William Kristol, a top Republican strategist and editor of the Weekly Standard is pushing Democratic senator Joe Lieberman for vice president, on the strength of Lieberman’s full‐throated support for the war without end. Pete Wehner, the leading intellectual in the Bush White House (OK, but still–that carries some weight in the Bush party), backs the idea in National Review.
True, Lieberman is one of the few Americans still solidly behind Bush’s war. But that couldn’t be sufficient for Republicans to put him a heartbeat from the presidency, right? He must share Republican values on other issues, right?
Not really. As Robert Novak pointed out back when Republicans were endorsing Lieberman for reelection,
Lieberman followed the liberal line in opposing oil drilling in ANWR, Bush tax cuts, overtime pay reform, the energy bill, and bans on partial‐birth abortion and same‐sex marriage. Similarly, he voted in support of Roe vs. Wade and for banning assault weapons and bunker buster bombs. His only two pro‐Bush votes were to fund the Iraq war and support missile defense (duplicating Sen. Hillary Clinton’s course on both).
Lieberman’s most recent ratings by the American Conservative Union were 7 percent in 2003, zero in 2004 and 8 percent in 2005.

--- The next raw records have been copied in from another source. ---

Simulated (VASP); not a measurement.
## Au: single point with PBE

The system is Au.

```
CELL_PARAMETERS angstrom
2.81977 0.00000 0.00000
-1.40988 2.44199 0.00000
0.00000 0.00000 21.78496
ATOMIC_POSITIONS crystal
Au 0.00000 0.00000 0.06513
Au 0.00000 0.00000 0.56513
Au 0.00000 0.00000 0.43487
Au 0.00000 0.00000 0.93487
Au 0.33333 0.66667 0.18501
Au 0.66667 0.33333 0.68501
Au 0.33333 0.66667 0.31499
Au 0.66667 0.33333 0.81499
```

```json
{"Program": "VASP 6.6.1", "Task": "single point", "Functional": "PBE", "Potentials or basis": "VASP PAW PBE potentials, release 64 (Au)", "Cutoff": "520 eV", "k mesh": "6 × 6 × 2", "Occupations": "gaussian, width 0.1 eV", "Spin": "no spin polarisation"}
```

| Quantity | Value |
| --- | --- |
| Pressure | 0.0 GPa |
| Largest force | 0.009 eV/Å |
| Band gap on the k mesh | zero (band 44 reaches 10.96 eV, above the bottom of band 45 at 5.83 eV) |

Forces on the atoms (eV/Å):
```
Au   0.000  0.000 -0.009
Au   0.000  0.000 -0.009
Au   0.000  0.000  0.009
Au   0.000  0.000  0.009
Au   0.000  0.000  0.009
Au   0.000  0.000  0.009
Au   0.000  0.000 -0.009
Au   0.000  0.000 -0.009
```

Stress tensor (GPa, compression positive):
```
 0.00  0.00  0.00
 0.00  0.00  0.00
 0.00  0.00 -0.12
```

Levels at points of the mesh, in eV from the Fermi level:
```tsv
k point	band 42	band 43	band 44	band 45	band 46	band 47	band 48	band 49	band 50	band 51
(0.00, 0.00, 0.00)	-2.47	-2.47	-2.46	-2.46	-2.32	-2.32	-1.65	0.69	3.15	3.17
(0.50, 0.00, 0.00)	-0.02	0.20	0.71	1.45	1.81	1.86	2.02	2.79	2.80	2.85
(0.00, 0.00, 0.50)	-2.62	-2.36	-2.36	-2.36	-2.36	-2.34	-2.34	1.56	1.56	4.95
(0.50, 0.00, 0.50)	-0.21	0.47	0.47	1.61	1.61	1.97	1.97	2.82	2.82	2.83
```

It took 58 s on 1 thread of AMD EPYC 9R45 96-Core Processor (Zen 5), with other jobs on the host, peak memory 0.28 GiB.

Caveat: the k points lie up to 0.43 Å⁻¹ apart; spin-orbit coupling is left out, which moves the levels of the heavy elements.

I actually agree with him on a couple of those votes, though I wouldn’t expect that conservatives would. The National Taxpayers Union said that he voted with taxpayers 9 percent of the time in 2005, worse than Chris Dodd or Barbara Boxer. Maybe because of all the Republican love in 2006, he soared to a 15 percent rating.
In a previous speech, Lieberman called for a tax increase so that we could continue the war without “squeezing important domestic programs, as we have been doing”–his view of a period during which federal spending rose by one trillion dollars:
During the Second World War, our government raised taxes and we spent as much as 30 percent of our Gross Domestic Product to defeat fascism and Nazism. During the war in Korea, we raised taxes and spent fourteen percent of GDP on our military…Today, in the midst of a war against a brutal enemy in a dangerous world, we have cut taxes and are spending less than five percent of GDP to support our military…It is not an acceptable answer to push the sacrifice of this war against terrorism onto our children and grandchildren through deficit spending, as we have been doing. And it is not an acceptable answer to pay the costs of this war by squeezing important domestic programs, as we have been doing.
Only if you believe that continuing to support the war in Iraq outweighs all other issues combined–for the next five years–could a conservative reasonably support Joe Lieberman. And apparently some Republicans and conservatives are willing to toss aside his commitment to high taxes, higher spending, more regulation, and entitlement expansion in order to get a vice president firmly committed to long‐term entanglement in Iraq.